Peabody school board clerk to end ‘rewarding’ 29-year run

ORIGINALLY WRITTEN JANET HAMOUS
When Vickie Cook began her career with USD 398 in 1976, the kids wore miniskirts, bell-bottoms and tie-dyed shirts. Today, they’re wearing miniskirts, bell-bottoms and tie-dyed shirts again.

Sometimes Cook has to remind herself that 29 years have passed.

“If you enjoy what you are doing, the time even goes faster,” she said.

Retiring after almost three decades with the Peabody-Burns district, Cook has seen hundreds of students graduate, worked with six superintendents, and taken minutes at countless board meetings.

“It has all been rewarding,” she said.

Cook began her career with the district in 1976 when she was hired at the high school as a part time library and office aide.

“My son was just entering school, and I wanted to fill some of my time,” she said.

Three years later, she was hired as treasurer at the central office.

“Moving from the high school to the central office was a culture shock,” she said. “This office is so removed from the students. It took a while to get used to the quiet.”

In 1989, she became clerk of the board when she replaced the retiring Muriel Wolfersperger.

In her job as clerk, Cook has been responsible for the district payroll, accounting and budgeting, “numerous reports to the state” and taking minutes at school board meetings.

With experience, she learned how to take minutes objectively and concisely.

“It’s hard not to want to voice your opinions,” she said. “You have to set yourself aside. You are supposed to be recording board action.”

Although Cook may have missed a few special board meetings over the years, “I believe I only missed one regular meeting during that time,” she said.

The closing of the Burns elementary school was the most controversial and difficult time of her career as clerk.

“It was a dividing issue,” she said.

But most of her memories are good ones.

Cook said she was lucky to have had some excellent bosses during her tenure with the district.

“I had six and they have all been different, but I have been very fortunate to work with each one,” she said.

After she retires, Cook plans to keep busy attending grandsons’ sports activities. Her two grandsons, Brian and Jason Wingert, live in Peabody and attend junior high school.

She also has several projects to work on, and she is hoping to spend more time on the golf links.

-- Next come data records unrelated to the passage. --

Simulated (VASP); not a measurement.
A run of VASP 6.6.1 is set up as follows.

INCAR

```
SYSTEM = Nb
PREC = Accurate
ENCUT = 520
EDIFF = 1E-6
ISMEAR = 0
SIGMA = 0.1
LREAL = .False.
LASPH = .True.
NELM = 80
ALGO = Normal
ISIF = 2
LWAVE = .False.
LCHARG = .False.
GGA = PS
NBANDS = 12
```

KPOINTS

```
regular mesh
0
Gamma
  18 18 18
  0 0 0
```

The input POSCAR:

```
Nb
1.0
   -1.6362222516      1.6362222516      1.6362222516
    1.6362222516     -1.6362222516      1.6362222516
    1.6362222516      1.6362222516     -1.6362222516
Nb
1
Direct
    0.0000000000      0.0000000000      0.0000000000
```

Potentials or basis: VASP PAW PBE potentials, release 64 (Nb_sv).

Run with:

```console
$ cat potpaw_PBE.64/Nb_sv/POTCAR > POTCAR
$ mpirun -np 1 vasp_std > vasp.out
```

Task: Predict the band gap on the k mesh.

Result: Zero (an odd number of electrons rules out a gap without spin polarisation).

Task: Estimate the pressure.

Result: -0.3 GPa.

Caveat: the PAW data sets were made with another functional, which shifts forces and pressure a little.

“My mom still likes to play golf,” Cook said. Her parents, Naomi and Jewell Davis, live in Peabody too.

“I am looking into taking some art classes through Newton Recreation,” she said.

Aside from that, “I have no definite plans,” she said. “I enjoy being able to do what I want when I want to do it.”

Cook and her husband, Jay, will travel with friends on a nine-day Caribbean cruise in November.

“We are really looking forward to it,” she said.

Jay retired from the post office several years ago and now works as a custodian at the high school.

“He enjoys what he is doing,” Cook said, and he plans to continue working.

Cook’s last day is July 29, but she will be back on the job (temporarily) the following Monday to help take the school district budget to Topeka. After that, she’s retired. Officially.